A week in Scottish Politics – 19 February 2007

This week started with the Lib Dems in all sort of trouble. First of all their MSP, the deputy Transport Minister, Tavish Scott was trying to backtrack on calls for road tolls to be introduced while all news coverage from the Scottish Lib Dem conference in Aviemore suggest that there was more mud being slung than policies being announced, but knowing the Lib Dems this shouldn't be too much of a surprise to anyone.

Not content with getting the backs up of every Scottish motorist, Tavish Scott attacked David Cameron over allegations that the Tory leader smoked some cannabis at Eton claiming that the Tory party's new song could be 'Land of Dope and Glory.' Isn't it wonderful that the Lib Dems are focusing on the real issues in the lead up to May's election?

At Holyrood this weeks hot potato issue in Scottish Politics is certainly in regards to road tolling, an issue which has seemingly divided the Scottish Executive.

Heck at one time or another the Labour Party, The Lib Dems and the SNP have either called for or supported the introduction of road tolls. In October of last year the Scottish Labour MP Douglas Alexander, the Secretary of State for Transport, said "I have consistently made clear my hope that we can sustain a national consensus on road pricing" while the minister for Transport in the Executive, Lib Dem MSP Tavish Scott, said this month "We need to make it (road charging) happen more quickly in Scotland and back in 2000 the SNP MSP Bruce Crawford said: "It should be for local authorities to decide, following appropriate consultation, whether schemes are viable and suitable."

The Scottish Conservatives have thus far led a successful campaign against the introduction of further road charges to drivers in Scotland. This week the Scottish Conservative launched their online petition against polls www.scotlandsaysnototolls.com and the party also used their last members debate of this parliamentary session to debate the issue of road tolls and put forward the party's opposition to their introduction.

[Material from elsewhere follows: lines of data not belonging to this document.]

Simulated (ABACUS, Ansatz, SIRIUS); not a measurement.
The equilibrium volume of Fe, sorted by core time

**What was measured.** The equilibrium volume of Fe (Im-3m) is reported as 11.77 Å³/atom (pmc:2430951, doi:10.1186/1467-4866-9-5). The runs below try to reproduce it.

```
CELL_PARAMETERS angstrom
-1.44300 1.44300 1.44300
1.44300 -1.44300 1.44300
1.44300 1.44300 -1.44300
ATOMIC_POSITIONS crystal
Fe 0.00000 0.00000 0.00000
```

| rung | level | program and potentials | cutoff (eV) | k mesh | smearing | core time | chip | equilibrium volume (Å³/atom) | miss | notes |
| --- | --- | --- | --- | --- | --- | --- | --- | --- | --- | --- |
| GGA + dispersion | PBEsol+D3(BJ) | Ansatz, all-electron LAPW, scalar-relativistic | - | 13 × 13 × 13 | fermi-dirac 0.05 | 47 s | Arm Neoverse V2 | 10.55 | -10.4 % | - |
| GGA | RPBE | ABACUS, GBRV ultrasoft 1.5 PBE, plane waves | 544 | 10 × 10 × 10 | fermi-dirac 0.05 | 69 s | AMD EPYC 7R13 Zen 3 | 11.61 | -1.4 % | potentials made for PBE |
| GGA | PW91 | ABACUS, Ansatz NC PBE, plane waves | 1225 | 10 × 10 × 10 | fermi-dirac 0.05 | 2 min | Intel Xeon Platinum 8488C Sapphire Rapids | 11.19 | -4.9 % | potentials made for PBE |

The issue of road tolls is already a big one, but it's role in the election could prove great. Labour MSP Helen Eadie this week suggested that the tolls could play a large roll of in deciding the outcome of some seats in May, this is certainly the case in areas such as Fife where former Labour Whip Scott Barrie was so in favour of the scrapping of tolls on the Forth Bridge that he resigned as Whip in order to vote against the Labour and Lib Dem Executive.

There are many big issues leading into May's elections, but the one of road and bridge tolls is certainly going to be a major one, particularly in the mid Scotland and Fife constituencies.